Google Isn’t the Company to Which We Should Be Ceding Control of the Web arstechnica.com

Jack Wellborn:

Switching to Chromium in particular contributes to the problem that gave us awfulness of Internet Explorer – lack of diversity. Chrome controls somewhere between 60 and 70% of browser share, and while that’s no where near Internet Explorer’s former dominance, there have already been a handful sites that are Chrome-only/Chrome-first. Even more worrisome is the number of other Web Developers that disdainfully treat non-Chrome browsers as aberrations.

Edge used to be an independent voice in the web standards community. Now that voice will be lost in such a way that empowers the most powerful.

Peter Bright, Ars Technica:

This is a company that, time and again, has tried to push the Web into a Google-controlled proprietary direction to improve the performance of Google’s online services when used in conjunction with Google’s browser, consolidating Google’s market positioning and putting everyone else at a disadvantage. Each time, pushback has come from the wider community, and so far, at least, the result has been industry standards that wrest control from Google’s hands. This action might already provoke doubts about the wisdom of handing effective control of the Web’s direction to Google, but at least a case could be made that, in the end, the right thing was done.

But other situations have had less satisfactory resolutions. YouTube has been a particular source of problems. Google controls a large fraction of the Web’s streaming video, and the company has, on a number of occasions, made changes to YouTube that make it worse in Edge and/or Firefox. Sometimes these changes have improved the site experience in Chrome, but even that isn’t always the case.

JoshuaJB on Hacker News was, according to his resume, an intern for the past two summers at Microsoft:

I very recently worked on the Edge team, and one of the reasons we decided to end EdgeHTML was because Google kept making changes to its sites that broke other browsers, and we couldn’t keep up. For example, they recently added a hidden empty div over YouTube videos that causes our hardware acceleration fast-path to bail (should now be fixed in Win10 Oct update). Prior to that, our fairly state-of-the-art video acceleration put us well ahead of Chrome on video playback time on battery, but almost the instant they broke things on YouTube, they started advertising Chrome’s dominance over Edge on video-watching battery life. What makes it so sad, is that their claimed dominance was not due to ingenious optimization work by Chrome, but due to a failure of YouTube. On the whole, they only made the web slower.

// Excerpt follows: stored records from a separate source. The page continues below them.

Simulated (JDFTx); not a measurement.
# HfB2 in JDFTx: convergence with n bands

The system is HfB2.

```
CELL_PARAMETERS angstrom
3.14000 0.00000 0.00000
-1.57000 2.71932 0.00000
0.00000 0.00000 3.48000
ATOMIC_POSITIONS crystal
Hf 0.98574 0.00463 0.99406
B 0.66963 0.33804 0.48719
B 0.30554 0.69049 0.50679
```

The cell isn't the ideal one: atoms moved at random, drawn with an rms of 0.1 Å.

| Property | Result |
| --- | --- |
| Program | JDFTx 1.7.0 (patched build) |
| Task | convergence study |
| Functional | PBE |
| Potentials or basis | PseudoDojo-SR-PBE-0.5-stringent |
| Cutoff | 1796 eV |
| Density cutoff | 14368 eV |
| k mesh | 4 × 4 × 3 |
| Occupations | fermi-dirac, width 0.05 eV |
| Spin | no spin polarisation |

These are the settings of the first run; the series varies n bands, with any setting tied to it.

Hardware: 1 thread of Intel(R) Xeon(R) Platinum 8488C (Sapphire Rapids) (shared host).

Now while I’m not sure I’m convinced that YouTube was changed intentionally to slow Edge, many of my co-workers are quite convinced – and they’re the ones who looked into it personally. To add to this all, when we asked, YouTube turned down our request to remove the hidden empty div and did not elaborate further.

Chromium is, by all accounts, an excellent rendering engine. It is not inherently bad for Microsoft to switch its rendering engine, and it is not even necessarily bad that there is less diversity amongst rendering engines. The concern is that Google’s rendering engine is not separate from Google as a company, and its manipulative and self-preferential tactics for directing the web in a direction it favours.

The web is not a Google product. We ought to do everything we can to spoil their attempts to make it one.